The Mariners, Felix Hernandez, and a risky contract extension

Steven Bisig-US PRESSWIRE

There's risk in the extension, but there might have been just as much risk in the Mariners not extending Felix Hernandez.

Felix Hernandez has reportedly signed a new contract for seven years and $175 million, buying out the last two years of his current deal. I'll start by placating the old-school grumblers and the new-school kids.

For the old-school grumblers: Can you believe someone is getting that much money to play a game? Do you know how much Tom Seaver made in his career? Just under $6 million. And Hernandez is getting how much? Grumble grumble grumble.

For the new-school kids: That money was just going to go to Nintendo if it didn't go to Felix Hernandez, and they would have used it to design a controller that lets you run video games with your tongue, while being too family-friendly to explore all of the possibilities. So, like, whatever. Good for Felix.

Everyone in between: Sweet dancin' Clampett, that's a lot of money.

I mean, just a ton of money. And it's for a long, long time. When you start thinking about the nature of pitching, and what generally happens to pitchers over time, it's hard to be optimistic about any long-term deal for a pitcher. The sage advice and dire warnings of one Rob Neyer come to mind:

Whoever pays Félix Hernández will probably -- not certainly, but probably -- wind up paying all that money not for what Hernández will do, but rather what he's done already.
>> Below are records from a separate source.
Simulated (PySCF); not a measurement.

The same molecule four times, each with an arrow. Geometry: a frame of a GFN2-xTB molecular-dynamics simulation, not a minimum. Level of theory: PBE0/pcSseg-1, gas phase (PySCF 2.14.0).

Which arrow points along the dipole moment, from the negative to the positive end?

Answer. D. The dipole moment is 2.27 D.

That's not being cynical. That's not being a grumpy Gus. That's just how it is. Go through a list of pitchers who have had an ERA under 3.00 over consecutive seasons, and notice the ones who didn't make it to 30. Brandon Webb never threw a pitch in the majors after turning 30, to give but one timely example.

But pitchers will still get these contracts because, well, someone's going to pay that much. Teams spend what they think they can afford on payroll, and they spend to improve their team. Getting new pitchers is a way to improve a team. The logical conclusion: teams will still keep taking the risk. It's not like the Dodgers are naïve about Zack Greinke's potential to bust, just as the Giants might have been a little nervous that Barry Zito wasn't really the super-ace they were hoping for.

The Felix Hernandez contract falls in a separate category. It carries the same risk as the Greinke or Zito contract, but it fills a void that was also fraught with peril, which is the risk that Felix would leave and be successful elsewhere. If the Dodgers didn't sign Greinke, they would still have about seven viable starting-pitcher candidates. Business would go on as usual. If the Giants didn't sign Zito, they wouldn't get the bunt heard 'round the world, but obviously no one would have known that. The Giants would have patched the rotation in a different way, and no one would be the wiser.

Imagine, then, if Felix Hernandez pitched the second half of his career with the Angels, and pitched it well. Just like Steve Carlton with the Phillies, or Seaver with the Reds, suddenly a star player becomes the property of two different team histories. It wouldn't just be a bummer for Mariners fans. It would be a public-relations disaster, season after season, with implicit and explicit messages sent to Mariners fans with every new Felix success.

"We didn't have the money, so we might not have it the next time we have a pitcher like Felix."

"We didn't think keeping Felix Hernandez was important."

"We didn't think Felix would keep being good, and we're probably not going to take that chance on any homegrown fan-favorite if they're that expensive."

Hernandez would be a walking anti-marketing campaign. And it's not like the money saved on not extending Hernandez would be magically applied to the payroll in exactly the right way, with $5 million going to the first baseman they needed, $6 million going to a bargain starting pitcher, et cetera. The Mariners would still be spending that money, and they would still be taking risks with it. They would be different risks, but the money would still be invested in baseball players, which are risky investments by definition, except they wouldn't have the buffer of the money going to a franchise icon.

The Dodgers would have paid Hernandez not for what he will do, but rather what he's done already. The Yankees would have paid Hernandez not for what he will do, but rather what he's done already. The Mariners are paying Hernandez because it's a part of the unspoken contract between a mid-to-large-market team and its fans -- If you love a player, if you consider a player an integral part of the franchise's history, we will keep that player.

And Mariners fans are kind of nutty for Felix Hernandez:

Screen_shot_2013-02-07_at_1

Screen_shot_2013-02-07_at_1


Right now, he is the Mariners, just as he was two years ago, and just as he could be two years from now. Letting him slip away and star somewhere else would have been devastating. Now, I'm not smart or learned enough to know exactly how many dollars that public-relations devastation would cost. It's not $175 million worth of devastation, that's for sure. But it could very well be worth the difference between what a team should feel comfortable with when it comes to committing to a pitcher, and the contract that Felix eventually secured.

All pitchers are risky. All baseball players are risky. Felix Hernandez is risky. Watching him do his thing until he's 40 with another team would be gross. And discouraging. And even costly. So the Mariners took the risk. They didn't have much of a choice, and Mariners fans are pretty danged glad about that.